Although digitizing government has become easier, the amount of unstructured data that agencies hold remains a steep barrier to full transparency. Artificial intelligence could be the answer.
Despite years of investing in better storage and analytics, many organizations still struggle to make use of their data. Too often, agencies have an abundance of “dark data” — data that is undiscovered, underutilized or otherwise untapped. Even if these organizations have fully embraced digitization, one of the challenges is that much of their valuable data is trapped in documents such as contracts, invoices, policies and meeting minutes, and they have no effective way of getting it out and making use of it.
Government agencies have long struggled with how to make use of the unstructured data found in most documents. There are two general ways to address this issue, and both have serious shortcomings.
One option is to manually extract data from traditional electronic documents, such as PDFs, Word files or HTML documents. For structured data, such as the amount owed on an invoice, this may be simple and automated. But for unstructured data, it is less straightforward. For example, an invoice may include a description of the services provided. To process this information, project managers must review and verify whether the services align with work on an approved contract and describe work that was actually performed. This likely involves reviewing multiple other documents, all of which also involve unstructured data, and may require the specialized skills of additional government workers, such as lawyers or procurement officials.

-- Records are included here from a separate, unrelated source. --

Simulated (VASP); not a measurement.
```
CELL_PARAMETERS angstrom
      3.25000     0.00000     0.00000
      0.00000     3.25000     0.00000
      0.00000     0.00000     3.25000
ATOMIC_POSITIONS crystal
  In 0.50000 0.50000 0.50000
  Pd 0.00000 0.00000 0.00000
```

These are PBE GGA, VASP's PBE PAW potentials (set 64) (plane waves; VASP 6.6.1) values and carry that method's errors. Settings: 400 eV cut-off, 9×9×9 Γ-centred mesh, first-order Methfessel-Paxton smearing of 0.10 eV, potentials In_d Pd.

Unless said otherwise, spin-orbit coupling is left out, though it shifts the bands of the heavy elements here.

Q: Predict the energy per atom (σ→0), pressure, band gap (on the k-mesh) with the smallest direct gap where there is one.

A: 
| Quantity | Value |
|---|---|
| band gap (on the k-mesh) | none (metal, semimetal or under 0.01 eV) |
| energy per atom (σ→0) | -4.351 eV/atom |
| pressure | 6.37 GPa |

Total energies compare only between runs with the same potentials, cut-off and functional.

The other option is to use structured documents — electronic documents where the various elements of the document have meaningful labels. The most common method would be to use a standard like XML. In XML, the creator of a document can use a schema that defines the elements in the document, the data types of those elements, and any defaults or attributes of those elements. Unfortunately, creating structured documents can be tedious and technical, and changes to schemas must be closely monitored and validated, otherwise nothing may work.
Artificial intelligence is creating a new option for organizations to make better use of data in their documents. Using natural language processing, deep learning and other methods, AI can help recognize and categorize data in documents and then mark up that data to create a structured document.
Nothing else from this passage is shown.